Closed jmccrae closed 1 year ago
what are the benefits of inclusion? Maintainability will be harder in a monolithic resource instead of keeping two resources in sync... maybe.
The goal of this project is to build a wordnet that covers general English as well as possible. As we say on the README, "we welcome contributions" and it is worth the effort of incorporating external resources in spite of the extra work in keeping things up to date, as we have also done for other resources.
I think it would be good to merge it, and then there is no need to keep a separate resource for the taboown.
We can provide scripts for just getting lists of taboo synsets/senses/words if anyone needs them.
On Tue, Jan 19, 2021 at 11:39 PM John McCrae notifications@github.com wrote:
The goal of this project is to build a wordnet that covers general English as well as possible. As we say on the README, "we welcome contributions" and it is worth the effort of incorporating external resources in spite of the extra work in keeping things up to date, as we have also done for other resources.
— You are receiving this because you were mentioned. Reply to this email directly, view it on GitHub https://github.com/globalwordnet/english-wordnet/issues/554#issuecomment-762921095, or unsubscribe https://github.com/notifications/unsubscribe-auth/AAIPZRR6BZIJXD6P6K46L4LS2WRAJANCNFSM4WIQRKEQ .

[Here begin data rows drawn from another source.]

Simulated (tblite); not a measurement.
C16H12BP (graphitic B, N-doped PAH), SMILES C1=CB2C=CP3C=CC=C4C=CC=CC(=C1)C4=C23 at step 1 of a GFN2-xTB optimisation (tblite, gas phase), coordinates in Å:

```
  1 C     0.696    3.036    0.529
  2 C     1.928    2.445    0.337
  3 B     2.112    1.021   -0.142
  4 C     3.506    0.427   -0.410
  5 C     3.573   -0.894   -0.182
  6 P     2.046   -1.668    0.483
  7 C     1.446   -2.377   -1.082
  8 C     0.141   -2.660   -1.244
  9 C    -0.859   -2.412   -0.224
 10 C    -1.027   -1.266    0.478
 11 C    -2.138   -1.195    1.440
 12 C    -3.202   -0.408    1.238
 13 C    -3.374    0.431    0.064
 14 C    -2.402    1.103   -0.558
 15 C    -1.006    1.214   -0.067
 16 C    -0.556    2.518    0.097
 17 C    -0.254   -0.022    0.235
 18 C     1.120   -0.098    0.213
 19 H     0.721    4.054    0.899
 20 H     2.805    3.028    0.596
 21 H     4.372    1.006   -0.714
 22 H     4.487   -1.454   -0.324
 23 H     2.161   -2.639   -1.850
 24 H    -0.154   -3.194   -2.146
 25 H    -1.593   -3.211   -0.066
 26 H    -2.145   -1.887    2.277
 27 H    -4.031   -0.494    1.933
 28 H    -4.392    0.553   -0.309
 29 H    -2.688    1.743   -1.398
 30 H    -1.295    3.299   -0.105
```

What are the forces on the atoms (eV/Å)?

-- Francis Bond http://www3.ntu.edu.sg/home/fcbond/ Division of Linguistics and Multilingual Studies Nanyang Technological University
I think the data should be available but in a way that makes it very obvious what are offensive terms and, ideally, some way of avoiding them. If they are only know to be offensive by having a domain_topic
or exemplifies
relation to something particular, I'm not sure it's obvious enough. We could add a dc:type
attribute, or embed "taboo" in the ID somehow (ewn-taboo-...
). These aren't really better than the relation, but if all are implemented, they are more likely to be noticed.
Another alternative is to make this a WN-LMF-1.1 extension (and, indeed, this was one of the motivating use cases of that feature). In Wn, at least, the plan is that querying an extension lexicon behaves as if it and the original resource were one. Users can exclude the extensions from queries, if desired.
I think it would be good to merge it, and then there is no need to keep a separate resource for the taboown.
The extension solution would require a separate WN-LMF file, but this project (EWN) could still manage both. The release scripts just need to be updated to produce the extension file separately.
Yes, obviously an exemplifies
link would be necessary for most of these terms.
Another option is that we could create new lexicographer files marking these as taboo forms.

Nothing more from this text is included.